Dela via


Burst to Azure Batch with Microsoft HPC Pack

This topic contains information about extending your HPC Pack cluster to include Azure Batch pools as compute resources. Using these Azure Batch pools, you can increase ("burst") the capacity of your HPC cluster on-demand. See the Azure.com documentation for more about the Azure Batch service.

In this topic:

Prerequisites

  • HPC Pack cluster - You must create and configure at least the head node of a cluster. The burst to Batch feature is available starting in HPC Pack 2012 R2 Update 3.

  • Azure subscription - If you don't already have a subscription, sign up for a free trial, use MSDN subscriber benefits, or explore other purchase options.
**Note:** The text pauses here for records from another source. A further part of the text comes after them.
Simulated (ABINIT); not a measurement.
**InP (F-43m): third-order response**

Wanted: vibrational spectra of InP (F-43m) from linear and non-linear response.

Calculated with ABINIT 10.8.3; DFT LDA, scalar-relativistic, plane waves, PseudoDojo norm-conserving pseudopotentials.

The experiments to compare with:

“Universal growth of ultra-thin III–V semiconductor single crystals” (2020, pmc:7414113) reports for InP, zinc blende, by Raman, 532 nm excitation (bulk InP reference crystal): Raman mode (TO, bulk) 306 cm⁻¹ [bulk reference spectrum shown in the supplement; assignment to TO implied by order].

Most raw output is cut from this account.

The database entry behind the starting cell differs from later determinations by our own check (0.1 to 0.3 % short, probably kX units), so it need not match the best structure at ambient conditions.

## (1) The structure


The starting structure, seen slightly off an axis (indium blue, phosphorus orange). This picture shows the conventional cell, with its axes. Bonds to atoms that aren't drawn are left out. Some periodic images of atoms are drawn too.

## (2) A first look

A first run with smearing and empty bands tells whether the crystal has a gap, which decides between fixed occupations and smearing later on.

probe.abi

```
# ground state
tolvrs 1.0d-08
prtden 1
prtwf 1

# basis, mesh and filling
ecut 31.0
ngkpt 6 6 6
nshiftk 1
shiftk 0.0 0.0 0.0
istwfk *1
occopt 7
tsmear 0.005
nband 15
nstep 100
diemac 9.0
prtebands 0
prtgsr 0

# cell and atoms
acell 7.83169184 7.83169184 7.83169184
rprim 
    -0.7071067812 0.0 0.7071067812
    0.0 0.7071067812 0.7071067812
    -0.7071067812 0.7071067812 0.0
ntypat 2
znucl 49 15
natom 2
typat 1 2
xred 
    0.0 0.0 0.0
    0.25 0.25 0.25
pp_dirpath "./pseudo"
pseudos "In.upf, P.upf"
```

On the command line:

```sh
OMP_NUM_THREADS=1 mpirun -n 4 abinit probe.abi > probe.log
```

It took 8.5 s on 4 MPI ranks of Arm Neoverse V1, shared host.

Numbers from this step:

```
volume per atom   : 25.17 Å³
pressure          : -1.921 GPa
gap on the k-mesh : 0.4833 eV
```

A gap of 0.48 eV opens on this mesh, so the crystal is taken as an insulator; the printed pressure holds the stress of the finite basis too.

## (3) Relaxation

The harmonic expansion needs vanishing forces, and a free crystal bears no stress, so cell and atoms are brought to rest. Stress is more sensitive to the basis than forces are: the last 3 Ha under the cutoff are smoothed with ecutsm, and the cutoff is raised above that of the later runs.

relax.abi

Step 1: Create Azure Batch account

  • Azure Batch account- See Create and manage an Azure Batch account to create a Batch account in the Azure portal.. You'll need the following account information (available in the portal) to burst to Batch from HPC Pack 2012 R2 Update 3.

    • Batch account name

    • Batch account URL

    • Batch account key

From HPC Pack 2016 Update 1 on, you may need the following account information to burst to Batch from HPC Pack according to the different Azure Batch resource allocate modes (Batch Service or User Subscription) and client authentication methods (Batch Access Key or Azure AD):

  1. Batch Serivce with Access Key
    • Batch account name
    • Batch account URL
    • Batch account key
  2. Batch Service or User Subscription with Azure AD
    • Batch AAD Instance
    • Batch AAD Tenant Id
    • Batch AAD ClientApp Id
    • Batch AAD ClientApp Key
    • Batch account name
    • Batch account URL

Check the following table to decide which Batch account type and authentication method to choose. You may also check this blog and this doc to understand more about User Subscription pool allocation mode and how to use Azure AD authentication for Azure Batch service.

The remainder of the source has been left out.